Global markets are still coming to terms with the fact that inflation is dead. For investors, the environment of entrenched low inflation means that average annual returns above 5 per cent will look terrific. While inflation stays low – or as seems likely, falls further – annual investment returns under 5 per cent will be more likely than not.
It has been more than two decades since the world had a genuine inflation problem. Inflation is low throughout the industrialised world and the current central bank fear is that deflation (a period of falling prices) is almost as big a risk as inflation over the next couple of years.

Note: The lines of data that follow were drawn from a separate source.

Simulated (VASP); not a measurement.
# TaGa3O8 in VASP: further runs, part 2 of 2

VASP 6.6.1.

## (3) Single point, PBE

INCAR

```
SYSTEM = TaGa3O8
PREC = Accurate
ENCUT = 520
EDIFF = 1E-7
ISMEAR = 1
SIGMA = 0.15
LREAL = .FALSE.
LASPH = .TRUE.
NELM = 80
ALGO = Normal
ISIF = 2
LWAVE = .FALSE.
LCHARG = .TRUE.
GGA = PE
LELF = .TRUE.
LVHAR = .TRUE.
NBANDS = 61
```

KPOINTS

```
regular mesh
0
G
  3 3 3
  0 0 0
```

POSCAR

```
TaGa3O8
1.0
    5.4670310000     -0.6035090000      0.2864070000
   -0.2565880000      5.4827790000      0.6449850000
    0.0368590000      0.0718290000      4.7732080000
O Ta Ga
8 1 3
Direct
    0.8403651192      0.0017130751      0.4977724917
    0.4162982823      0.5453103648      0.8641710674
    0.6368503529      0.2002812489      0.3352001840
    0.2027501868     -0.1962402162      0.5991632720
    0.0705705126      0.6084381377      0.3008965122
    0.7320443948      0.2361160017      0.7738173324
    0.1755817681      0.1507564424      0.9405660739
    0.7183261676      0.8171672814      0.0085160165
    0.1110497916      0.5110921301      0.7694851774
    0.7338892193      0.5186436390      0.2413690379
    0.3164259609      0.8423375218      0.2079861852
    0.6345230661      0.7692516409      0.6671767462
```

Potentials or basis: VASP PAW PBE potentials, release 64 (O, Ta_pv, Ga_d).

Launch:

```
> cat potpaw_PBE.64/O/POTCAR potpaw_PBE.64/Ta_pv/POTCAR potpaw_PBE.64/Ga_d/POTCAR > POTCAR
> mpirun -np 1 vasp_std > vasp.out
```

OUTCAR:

This is one reason why we are currently witnessing the most stimulatory monetary policy the world has ever seen. Interest rates in the G7 and in some other industrialised countries have been set at or near zero, there are trillions of dollars, pounds, euros and yen being printed and pumped into the banking system and there is no end in sight to this super stimulus. Indeed, many central banks in the industrialised world are extending the monetary stimulus with open-ended quantitative easing.
In the US, annual core inflation has been at or below 2 per cent for almost five years and there have been only two months in the last 15 years that it has been above 2.5 per cent. The most recent data show core inflation in the US decelerating towards 1.5 per cent after a short-lived 'jump' to 2 per cent early in 2012.
In the eurozone, core inflation has on average been even lower than in the US. It has been a decade since the annual rise in eurozone core inflation has been above 2 per cent and, for the last three years, it is averaging 1.5 per cent – which is where the most recent reading for core inflation sits.
In Japan, deflation is entrenched. This experience is yet to be repeated elsewhere and owes something to Japan’s demographic problem of low population growth and aging. That said, the recessed economy and policy failure in Japan means that the annual change in core inflation has been negative for all but six months in the last decade and in the last four years, the average annual rate of deflation has been around 1 per cent.
Inflation is also very low in Canada and the UK, even though the Bank of England faced a mini-inflation issue a year or two ago which was associated with the collapse of the pound.
This extended period of low inflation in the industrialised world has been driven by a range of influences, some deliberate, some accidental.
In the period up to about 2007, central banks targeted inflation with their monetary policy settings. It seems a while ago now, but that was when central banks hiked interest rates when there were signs of strong economic growth, capacity utilisation pressures and when the labour market was tightening. It cut them as these events reversed. On balance, the world’s central banks did well in meeting their targets in the period up to then.
This was helped, it must be noted, by the emergence of Asia in general and China in particular as low cost producers of manufactured goods. China was "exporting deflation to the world”, or so the saying went, and with it production of cheap clothes, electronic goods and other consumer items.
In the last five years or so, the story has been different. Central banks have been combatting recession and at various times, deflation. Monetary policy in the G7 countries has been set to super easy as central banks work to inflate their economies as the wreckage of the worst economic situation since the 1930s Great Depression crunches activity, spending, borrowing, jobs and prices.
With the exception of Japan, deflation has been averted. But there remain lingering doubts that any unexpected economic weakness in the next year or two from such a weak starting point in the eurozone, the US, UK or Canada would spark deflation fears. This is why the Fed, the ECB, Bank of Japan and Bank of England are all doing whatever they can to keep their respective economies growing.
There is one other critical issue that emerges from the current inflation climate. Low inflation makes it makes it harder for governments to repair their budget problems. They are not receiving gains in revenue from higher tax receipts, as wages growth is also being held back. Nor are companies growing profits, on average, much above the growth in nominal GDP. Consumption taxes also grow slowly due to the selling prices of goods and services being flat or rising at a very moderate pace.
A little bit of extra inflation would help the sovereign debt problems around the world. It might also spark a lift in consumer and business confidence. Unfortunately, for the near term at least, it looks like inflation will be staying too low despite the best efforts of the G7 central banks to kick it higher.